How to remove a beneficiary from your estate plan

On Behalf of | Sep 24, 2020 | Estate Planning |

As you review your estate plan, you may realize that your relationship with one of your beneficiaries has changed. You two may have become estranged. Or, he/she might have experienced personal struggles that call his/her responsibility or judgment into question. No matter the reason, you may want to remove this person from your estate plan. Updating your estate plan to reflect these wishes is necessary if you want them fulfilled.

Consider your estate plan’s arrangement

Before taking action, you must consider your estate plan’s arrangement. If your plan includes a revocable trust, removing your beneficiary will likely be easy from a privacy standpoint. Trusts are private, so the individual in question may not ever know of your actions. Thus, he/she will have difficulty challenging them at a later date.

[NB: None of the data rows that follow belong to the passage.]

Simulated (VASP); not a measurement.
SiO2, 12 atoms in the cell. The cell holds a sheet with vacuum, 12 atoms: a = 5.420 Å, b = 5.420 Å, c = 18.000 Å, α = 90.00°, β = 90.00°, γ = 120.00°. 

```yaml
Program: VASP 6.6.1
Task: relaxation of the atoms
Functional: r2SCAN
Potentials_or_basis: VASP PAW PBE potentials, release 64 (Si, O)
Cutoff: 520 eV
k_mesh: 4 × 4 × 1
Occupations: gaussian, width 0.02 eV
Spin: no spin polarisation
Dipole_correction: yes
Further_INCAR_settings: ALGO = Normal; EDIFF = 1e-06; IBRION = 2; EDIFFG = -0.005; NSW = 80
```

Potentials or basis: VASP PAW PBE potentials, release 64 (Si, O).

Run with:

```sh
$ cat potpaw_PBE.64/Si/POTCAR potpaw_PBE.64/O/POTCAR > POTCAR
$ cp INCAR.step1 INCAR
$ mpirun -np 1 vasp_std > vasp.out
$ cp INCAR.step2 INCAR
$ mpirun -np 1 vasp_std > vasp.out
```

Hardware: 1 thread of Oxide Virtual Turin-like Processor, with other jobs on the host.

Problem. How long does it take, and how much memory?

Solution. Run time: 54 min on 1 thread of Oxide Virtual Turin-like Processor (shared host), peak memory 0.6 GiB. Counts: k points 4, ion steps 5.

To update your will, you may choose to simply draft a new will or add a codicil, or amendment, to your existing will. If you choose to create a new will, you will need to revoke your previous will. This can be accomplished by including a statement in the new will that revokes any previous wills or codicils that you have made. This statement, accompanied by also destroying your previous will, will prevent confusion among beneficiaries when the time comes.

If you are particularly concerned about challenges to the will, you can also include a no-contest clause. This clause will not prevent the removed beneficiary from challenging your will, but it will waive his/her right to receive anything from your estate if his/her attempts are unsuccessful. Georgia law requires such clauses to be worded in a specific manner, so it is important to work with an estate planning attorney in adding this.

Check your beneficiary designations

Besides reviewing your estate plan, you will also want to check the beneficiary designations on any retirement accounts, bank accounts and life insurance policies you hold. Those types of assets will pass directly to the designated beneficiaries and do not pass under the terms of the will. You may have established these years ago, and you may have named as a beneficiary the person you intend to remove from your estate plan. In this case, you will want to designate a different beneficiary to your accounts and policies.

While no one ever hopes to cut ties with a beneficiary, it is important to understand what steps you must take if the time comes. As tough as doing this may be, you will want to make sure your assets pass on to your loved ones.